Poor Ellen MacCarthy. All she wanted to do was sell a few flowers to the visitors around St Paul’s but she fell foul of the City’s restrictions on street vendors. As a result she was arrested, had her violets taken off her, and she ended up in front of the alderman magistrate at Guildhall.
Giving evidence against her PC 371 (City) stated that he had seen Ellen ‘annoying and stopping’ passers-by in St Paul’s Churchyard at 7 in the evening on Saturday 26 October 1850. He said there had been ‘repeated complaints’ from local inhabitants about flower sellers and so he told Ellen to move along.
Although she initially obeyed his instruction she was soon back again, selling violets to anyone who would buy them – just like a Eliza Doolittle in My Fair Lady does at Covent Garden. The copper confiscated her basket and sent her away again.

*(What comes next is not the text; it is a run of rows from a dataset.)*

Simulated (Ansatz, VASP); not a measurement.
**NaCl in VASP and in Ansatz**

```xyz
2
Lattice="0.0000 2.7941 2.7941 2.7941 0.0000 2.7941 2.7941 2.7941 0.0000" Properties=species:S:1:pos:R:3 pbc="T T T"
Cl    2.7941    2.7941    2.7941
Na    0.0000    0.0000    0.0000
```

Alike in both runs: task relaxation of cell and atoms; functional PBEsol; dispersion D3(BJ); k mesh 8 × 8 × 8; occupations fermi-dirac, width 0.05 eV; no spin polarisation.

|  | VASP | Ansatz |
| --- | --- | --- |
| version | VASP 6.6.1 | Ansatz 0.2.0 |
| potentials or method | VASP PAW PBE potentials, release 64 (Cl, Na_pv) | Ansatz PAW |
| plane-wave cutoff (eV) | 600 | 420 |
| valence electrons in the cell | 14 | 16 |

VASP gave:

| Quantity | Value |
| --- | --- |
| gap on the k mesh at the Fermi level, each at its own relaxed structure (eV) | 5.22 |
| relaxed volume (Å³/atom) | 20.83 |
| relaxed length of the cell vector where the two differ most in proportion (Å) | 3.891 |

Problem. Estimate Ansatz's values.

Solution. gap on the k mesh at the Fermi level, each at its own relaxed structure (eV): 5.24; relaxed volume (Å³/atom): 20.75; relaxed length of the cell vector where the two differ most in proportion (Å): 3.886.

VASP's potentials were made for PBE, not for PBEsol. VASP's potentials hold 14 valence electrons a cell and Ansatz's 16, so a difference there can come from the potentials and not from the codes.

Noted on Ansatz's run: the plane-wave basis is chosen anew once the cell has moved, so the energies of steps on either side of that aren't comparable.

Ellen was not to be deterred however: within the hour she was back with a new stock of violets, although this time she was selling them from a saucepan as the policeman had withheld her basket. Presumably infuriated the policeman now arrested her and took her back to the station. She was later bailed out, but without her stock.
Alderman Sidney was cross with the policeman who he felt had overstepped himself. There was no need, he said, for the police to detain the poor woman’s violets – how else was she to make a living? Yes, he agreed, she was causing a nuisance and the copper was correct in moving her on, and in arresting her, but once bailed her flowers should have been returned to her.
Ellen said that her violets were now ‘quite dead’ and unfit for sale so she was out of pocket to the tune of 1s 6d, a sum she ‘could ill afford to lose’. The alderman sympathized with her but she had been in the wrong and so decided she had been punished enough by the loss and let her go with a caution not to appear before him on a similar charge in the future.
PC 371 left court probably wondering what he’d done to earn the opprobrium of the ‘beak’ when he’d only been doing his duty. Flower girls like Ellen were not that far removed (in the public mind) from prostitutes in mid Victorian London, and St Paul’s Courtyard was notorious as a place for that ‘trade’ as well. Perhaps the alderman saw something else in Ellen, just as Henry Higgins did with Eliza.
[from The Morning Chronicle, Tuesday, October 29, 1850]
Here are two other stories from the police courts that feature ‘Elizas’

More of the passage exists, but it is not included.